Solving quasi-free and quadratic Lindblad master equations for open
fermionic and bosonic systems
- URL: http://arxiv.org/abs/2112.08344v5
- Date: Thu, 2 Feb 2023 17:44:09 GMT
- Title: Solving quasi-free and quadratic Lindblad master equations for open
fermionic and bosonic systems
- Authors: Thomas Barthel, Yikang Zhang
- Abstract summary: The dynamics of Markovian open quantum systems are described by Lindblad master equations.
We show how the Liouvillian can be transformed to a many-body Jordan normal form.
Results on criticality and dissipative phase transitions are discussed in a companion paper.
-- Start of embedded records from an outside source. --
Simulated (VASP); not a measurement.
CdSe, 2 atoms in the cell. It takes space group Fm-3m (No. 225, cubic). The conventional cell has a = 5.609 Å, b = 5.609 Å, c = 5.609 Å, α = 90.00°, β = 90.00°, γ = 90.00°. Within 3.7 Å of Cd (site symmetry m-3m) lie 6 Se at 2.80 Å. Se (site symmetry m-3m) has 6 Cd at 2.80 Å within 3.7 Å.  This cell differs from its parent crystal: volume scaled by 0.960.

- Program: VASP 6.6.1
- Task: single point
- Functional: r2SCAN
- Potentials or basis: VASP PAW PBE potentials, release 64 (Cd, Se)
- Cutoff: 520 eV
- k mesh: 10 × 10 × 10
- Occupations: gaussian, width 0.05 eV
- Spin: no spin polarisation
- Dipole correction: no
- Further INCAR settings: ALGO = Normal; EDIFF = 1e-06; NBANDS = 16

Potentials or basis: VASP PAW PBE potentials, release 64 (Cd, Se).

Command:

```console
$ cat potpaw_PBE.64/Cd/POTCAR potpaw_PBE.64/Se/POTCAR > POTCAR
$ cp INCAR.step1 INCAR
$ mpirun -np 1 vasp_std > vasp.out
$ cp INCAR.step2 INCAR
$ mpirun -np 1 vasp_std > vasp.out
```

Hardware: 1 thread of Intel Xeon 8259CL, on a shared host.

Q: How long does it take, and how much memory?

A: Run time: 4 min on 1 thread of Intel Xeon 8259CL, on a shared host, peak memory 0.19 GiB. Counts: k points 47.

- Score: 2.0305676256390934
- License: http://arxiv.org/licenses/nonexclusive-distrib/1.0/
- Abstract: The dynamics of Markovian open quantum systems are described by Lindblad
master equations. For fermionic and bosonic systems that are quasi-free, i.e.,
with Hamiltonians that are quadratic in the ladder operators and Lindblad
operators that are linear in the ladder operators, we derive the equation of
motion for the covariance matrix. This determines the evolution of Gaussian
initial states and the steady states, which are also Gaussian. Using ladder
super-operators (a.k.a. third quantization), we show how the Liouvillian can be
transformed to a many-body Jordan normal form which also reveals the full
many-body spectrum. Extending previous work by Prosen and Seligman, we treat
fermionic and bosonic systems on equal footing with Majorana operators, shorten
and complete some derivations, also address the odd-parity sector for fermions,
give a criterion for the existence of bosonic steady states, cover
non-diagonalizable Liouvillians also for bosons, and include quadratic systems.
In extension of the quasi-free open systems, quadratic open systems comprise
additional Hermitian Lindblad operators that are quadratic in the ladder
operators. While Gaussian states may then evolve into non-Gaussian states, the
Liouvillian can still be transformed to a useful block-triangular form, and the
equations of motion for $k$-point Green's functions form a closed hierarchy.
Based on this formalism, results on criticality and dissipative phase
transitions in such models are discussed in a companion paper
[arXiv:2204.05346].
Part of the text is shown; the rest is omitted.